Over the weekend, two highly anticipated films which will forever be relegated to the "Cult Classics" section of your local DVD store:
Clerks II and
Snakes on a Plane.
Let's start with the last first.
Snakes on a Plane, as I hardly need to inform the internets, has been hyped to hell. I doubt if any other film has ever had so many superlatives lobbed at it, let alone before its unveiling. But it's here now. And on Sunday evening, several friends and I sat alone in a theater in Provo (which is likely the ideal viewing circumstance for this film).
It's apparent that Samuel L. Jackson really enjoys acting in movies. I'm glad of it, because he's damn good at it. And he made this one actually watchable. From his very first line to the very end, everything Jackson said was gold. However, it'd be wrong to call it a good movie. There were some campy laughs to be had (especially in the exposition, which is hypercliché), but there was a lot of action movie bullshit in between to drudge through. And there's a lot. I was actually surprised at the amount of carnage in this film. At times it felt more like a zombie gorefest than a campy thriller, at one point prompting one of my friends to jokingly remark "Quick, kill her, before she becomes a snake!"
Oh, and just in case you miss them, there are snakes on the plane.

Now, onto
Clerks II.
I like Kevin Smith. He isn't the most visually inspiring director, but his dialogue is generally fantastic. The original
Clerks film is among my favorite comedies, largely because, with its extremely limited budget, Smith was forced to play to his strengths - characters and dialogue.
Clerks II is his best film in the twelve years since
Clerks. Returning us to the world of Dante Hicks and Randall Graves provides us with the same sort of limited canvas he was working with in 1994.
Not to say the film doesn't have its missteps. The character of Dante's fiancée, Emma, is obviously not meant for him. Kevin Smith will not allow us to fail to catch onto this. Subtlety isn't Smith's strongest suit. From the moment she appears on the screen, she's obnoxious. Perhaps this is a more general gripe about film that I'm taking out on this movie, but I wish characters like these weren't simply used as pawns. Allow us to feel a degree of pain for Emma when the inevitable happens. Make us a little conflicted.

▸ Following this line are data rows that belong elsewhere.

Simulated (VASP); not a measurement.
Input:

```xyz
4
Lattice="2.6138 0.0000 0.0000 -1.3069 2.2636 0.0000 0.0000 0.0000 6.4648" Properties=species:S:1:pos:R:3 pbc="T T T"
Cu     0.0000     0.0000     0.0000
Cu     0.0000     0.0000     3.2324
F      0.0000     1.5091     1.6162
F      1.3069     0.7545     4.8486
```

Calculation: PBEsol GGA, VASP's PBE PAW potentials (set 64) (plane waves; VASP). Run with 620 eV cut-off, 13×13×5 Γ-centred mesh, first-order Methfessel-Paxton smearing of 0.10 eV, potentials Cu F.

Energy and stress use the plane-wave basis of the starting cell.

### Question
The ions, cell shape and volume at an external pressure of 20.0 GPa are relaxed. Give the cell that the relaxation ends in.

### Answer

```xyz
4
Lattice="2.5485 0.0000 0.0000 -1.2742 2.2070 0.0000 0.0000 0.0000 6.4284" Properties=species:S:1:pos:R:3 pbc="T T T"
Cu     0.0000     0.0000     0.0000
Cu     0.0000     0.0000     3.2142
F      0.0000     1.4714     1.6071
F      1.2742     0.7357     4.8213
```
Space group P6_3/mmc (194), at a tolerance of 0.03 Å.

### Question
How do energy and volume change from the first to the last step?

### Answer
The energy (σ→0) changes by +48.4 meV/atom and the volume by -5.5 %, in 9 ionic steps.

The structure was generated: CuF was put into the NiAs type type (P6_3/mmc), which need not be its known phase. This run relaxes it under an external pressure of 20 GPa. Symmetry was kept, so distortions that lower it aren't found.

Overall, though, the film succeeds. If I were the sort who assigned film ratings, this would be a three-and-a-half out of four stars film. It delivers much of what made the first
Clerks great: dialogue. Dialogue in which one character's perceptions of the world and directly challenged by those of another, in which we witness a clash of two realities fighting for a claim to normalcy. It's a recurring theme in Smith's films, and one that I love to see explored.
Also, the movie's funny as hell. No fart jokes, even.
And a word needs to be said about Rosario Dawson. Not only was she her acting spectacular, but she was incredibly sexy. Seriously.